The charming and intelligent justice has a great story -- one that's been topping bestseller lists for the past month.
Since its release last month, Justice Sonia Sotomayor's memoir, My Beloved World, has earned admiring reviews, successful media appearances, and a steady place at the top of the New York Times bestseller list. So much of what goes on in our national life and public discourse in recent years has been surly or cynical. This inspiring story, notably devoid of self-righteousness, has been a very welcome addition to the literary canon of what many Americans clearly would like to read about ourselves.
I was surprised to learn from Publisher's Weekly that Sotomayor's book is the 354th title written by a member of the Supreme Court. I had not realized how many justices have chosen to reach beyond their courtroom constituency to assess some element of jurisprudence or their worldview, even today, when the Court itself struggles to maintain as much privacy as possible in today's intensely scrutinized legal landscape. But Sotomayor's book sets itself apart from most of the writing of the justices because of its intimacy of message.

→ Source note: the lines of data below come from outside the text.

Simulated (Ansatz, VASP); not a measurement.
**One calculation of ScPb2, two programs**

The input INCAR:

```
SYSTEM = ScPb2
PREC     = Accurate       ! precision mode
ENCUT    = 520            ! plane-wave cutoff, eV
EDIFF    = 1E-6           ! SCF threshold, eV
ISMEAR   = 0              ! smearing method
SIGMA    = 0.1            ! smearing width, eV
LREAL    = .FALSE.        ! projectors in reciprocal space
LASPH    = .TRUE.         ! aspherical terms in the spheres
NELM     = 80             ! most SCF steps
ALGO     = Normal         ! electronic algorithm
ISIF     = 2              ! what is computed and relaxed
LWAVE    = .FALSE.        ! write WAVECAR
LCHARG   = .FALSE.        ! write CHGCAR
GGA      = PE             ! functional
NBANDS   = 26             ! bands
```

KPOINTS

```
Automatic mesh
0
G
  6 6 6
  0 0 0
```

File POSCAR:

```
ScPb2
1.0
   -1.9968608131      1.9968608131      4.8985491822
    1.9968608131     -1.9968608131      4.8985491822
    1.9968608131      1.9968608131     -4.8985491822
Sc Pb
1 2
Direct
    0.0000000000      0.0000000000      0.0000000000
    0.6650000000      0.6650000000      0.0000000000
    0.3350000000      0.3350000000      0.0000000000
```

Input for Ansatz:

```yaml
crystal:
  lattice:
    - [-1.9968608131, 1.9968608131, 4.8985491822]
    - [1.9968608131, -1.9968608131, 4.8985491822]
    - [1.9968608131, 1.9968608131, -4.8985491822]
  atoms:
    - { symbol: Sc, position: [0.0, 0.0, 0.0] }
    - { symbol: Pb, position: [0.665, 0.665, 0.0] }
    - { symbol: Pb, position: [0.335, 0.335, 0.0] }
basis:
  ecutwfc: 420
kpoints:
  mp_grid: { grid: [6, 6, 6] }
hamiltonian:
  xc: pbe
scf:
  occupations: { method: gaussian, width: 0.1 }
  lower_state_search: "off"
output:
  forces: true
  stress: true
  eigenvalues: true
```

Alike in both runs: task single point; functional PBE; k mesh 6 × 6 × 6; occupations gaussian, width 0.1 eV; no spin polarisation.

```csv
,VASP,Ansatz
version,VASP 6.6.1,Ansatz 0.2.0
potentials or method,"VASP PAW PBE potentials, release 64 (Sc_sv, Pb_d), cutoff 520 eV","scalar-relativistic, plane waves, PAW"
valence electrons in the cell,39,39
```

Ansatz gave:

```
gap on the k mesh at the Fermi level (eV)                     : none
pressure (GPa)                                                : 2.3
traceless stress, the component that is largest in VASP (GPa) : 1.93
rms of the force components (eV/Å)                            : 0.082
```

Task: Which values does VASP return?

She has endured diabetes nearly all her life. Her father was an alcoholic and died while she was still a child. She went to Princeton and Yale Law School without, she says, realizing what it meant to be an outsider in these bastions of meritocracy. She was married young, but soon divorced, and devoted herself to a career on the bench that was distinguished enough to earn a Supreme Court nomination from Barack Obama, whose own life had many of the same outsider features of Sotomayor's. In fact, Michiko Kakutani, chief literary critic of the New York Times, compared My Beloved World to Obama's memoir of growing up, Dreams from My Father.